A hand-picked group of Northland youth are heading to Italy next week to showcase Maori culture at a festival expected to draw up to 200,000 people.
The roughly 20 rangatahi aged 11-24 and seven adults, from every corner of the Far North, have been invited to take part in the 38th Artevento International Kite Festival on the beach at Cervia in northern Italy from April 20-May 1.
Every year festival organisers choose one or two "cultures of honour" with this year's event focusing on Thai and Maori.
During the 10-day festival the youth will perform kapa haka and waiata, demonstrate flax weaving and teach traditional games such as ki-o-rahi, a fast-paced, full-contact ball game played on a circular pitch. They will also make and fly traditional manu tukutuku (kites).
The group is led by Maori games expert Harko Brown of Puketona, whose connection with European kite festivals started with a chance meeting at a kite-making workshop in Ngaruawahia more than 10 years ago.
Also attending will be Wiremu Sarich, a games and taonga puoro (traditional instruments) expert from Taipa, and te reo teachers from Taipa and Kerikeri.
Most group members are flying to Europe this weekend; all will assemble in Bologna on April 19 before taking a bus to Cervia.
Highlights for the Northland group are expected to include taking part in an Anzac Day service at a war cemetery in Ravenna where soldiers of the 28th Maori Battalion are buried.

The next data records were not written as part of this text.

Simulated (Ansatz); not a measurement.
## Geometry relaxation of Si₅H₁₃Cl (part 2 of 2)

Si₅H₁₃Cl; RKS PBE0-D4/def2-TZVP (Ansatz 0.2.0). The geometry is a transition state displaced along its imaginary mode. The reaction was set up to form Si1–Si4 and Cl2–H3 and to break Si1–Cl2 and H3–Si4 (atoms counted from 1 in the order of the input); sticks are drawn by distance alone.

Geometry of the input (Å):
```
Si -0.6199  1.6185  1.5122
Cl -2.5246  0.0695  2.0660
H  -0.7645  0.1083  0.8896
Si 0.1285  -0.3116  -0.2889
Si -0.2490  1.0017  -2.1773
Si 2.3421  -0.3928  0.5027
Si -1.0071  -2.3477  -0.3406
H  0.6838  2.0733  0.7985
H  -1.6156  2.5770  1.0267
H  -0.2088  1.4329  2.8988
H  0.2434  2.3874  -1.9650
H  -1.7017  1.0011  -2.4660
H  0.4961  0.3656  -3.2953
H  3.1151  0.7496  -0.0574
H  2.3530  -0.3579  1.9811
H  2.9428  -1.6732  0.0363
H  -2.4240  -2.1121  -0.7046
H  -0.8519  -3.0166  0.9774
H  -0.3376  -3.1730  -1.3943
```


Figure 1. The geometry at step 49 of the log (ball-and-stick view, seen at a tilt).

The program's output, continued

Mr Brown said the Maori Battalion was revered in that part of Italy ever since 14 soldiers lost their lives heroically resisting a German attack so several hundred villagers could flee to safety.
The group will also receive a civic welcome at nearby San Marino, one of the world's smallest countries.
Festival organisers are expecting at least 170,000 spectators and 20,000 participants from 35 countries.